At this point, however, Christ parallels Osiris in an especially inverse manner, in that Osiris does not, at least in the original Egyptian version of his story, ascend into heaven; he descends towards or remains in the Underworld and it is there that he becomes the judge of the dead. Christ on the other hand, does in fact ascend into heaven and there is a distinct emphasis on his upcoming return to the mortal realm before an eschatological judgement of the dead. But most importantly for the purposes of Graves's book title, Osiris is never crucified! Quite poetically, he gets entombed alive, in a sense, and this is what causes his death.

I point all that out in order to compare both Osiris and Jesus with Thoulis, and, as it happens, there is nothing connecting Thoulis with the other two that is as remarkable as the noted similarities between Osiris and Jesus, or as Graves would like there to be. John does not tell us that Thoulis is crucified in any fashion, nor is there any reason for us to necessarily understand his death in this way. If we are supposed to link him to Osiris, then we have seen that, as a matter of fact, this compels us even less to think of crucifixion.
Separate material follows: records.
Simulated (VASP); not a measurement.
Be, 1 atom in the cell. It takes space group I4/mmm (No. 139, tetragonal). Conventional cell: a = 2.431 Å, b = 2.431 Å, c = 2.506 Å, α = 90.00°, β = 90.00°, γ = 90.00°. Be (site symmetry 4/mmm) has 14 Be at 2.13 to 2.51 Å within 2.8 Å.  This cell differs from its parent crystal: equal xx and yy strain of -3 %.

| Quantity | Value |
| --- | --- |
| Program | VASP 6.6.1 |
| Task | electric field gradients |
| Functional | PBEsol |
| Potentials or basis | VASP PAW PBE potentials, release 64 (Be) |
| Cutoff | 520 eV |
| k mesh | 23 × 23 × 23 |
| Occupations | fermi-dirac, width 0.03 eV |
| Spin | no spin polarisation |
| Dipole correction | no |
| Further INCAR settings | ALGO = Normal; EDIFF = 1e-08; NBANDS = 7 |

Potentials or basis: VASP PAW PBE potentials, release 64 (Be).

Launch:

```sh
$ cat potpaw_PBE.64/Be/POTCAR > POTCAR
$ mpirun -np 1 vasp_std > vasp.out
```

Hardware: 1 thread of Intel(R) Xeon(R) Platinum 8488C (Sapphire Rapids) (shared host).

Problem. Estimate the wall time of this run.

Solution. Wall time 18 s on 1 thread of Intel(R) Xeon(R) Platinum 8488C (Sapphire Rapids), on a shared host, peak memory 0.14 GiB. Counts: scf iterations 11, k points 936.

While Osiris, in the original Egyptian religion and mythology, is indeed some sort of "salvific" figure ("messianic" in the ancient Israelite sense, I think, is pushing it just a little bit), Thoulis definitely is not. He is quite obviously a cautionary tale of someone you do not want to be like. In the Khronographia, after his story, John moves on to other powerful rulers, who are clearly his own fictionalised renditions of well-known characters from ancient Greco-Egyptian myth and history. Thoulis simply goes the way of all flesh, as it were, no deification, resurrection or ascension or anything of the like on the horizon.

And (w)here we are now

It is really ironic that a Christian writer invented this king and his story in order to promote humility, together with a particularly specific Christian doctrine, and yet Thoulis/Thulis is now, seemingly, best known in new media as some kind of archaic competitor to Christianity (or as the founder of a sort of proto-Christianity). That is perhaps the greatest achievement of Mr Graves with regard to this personage.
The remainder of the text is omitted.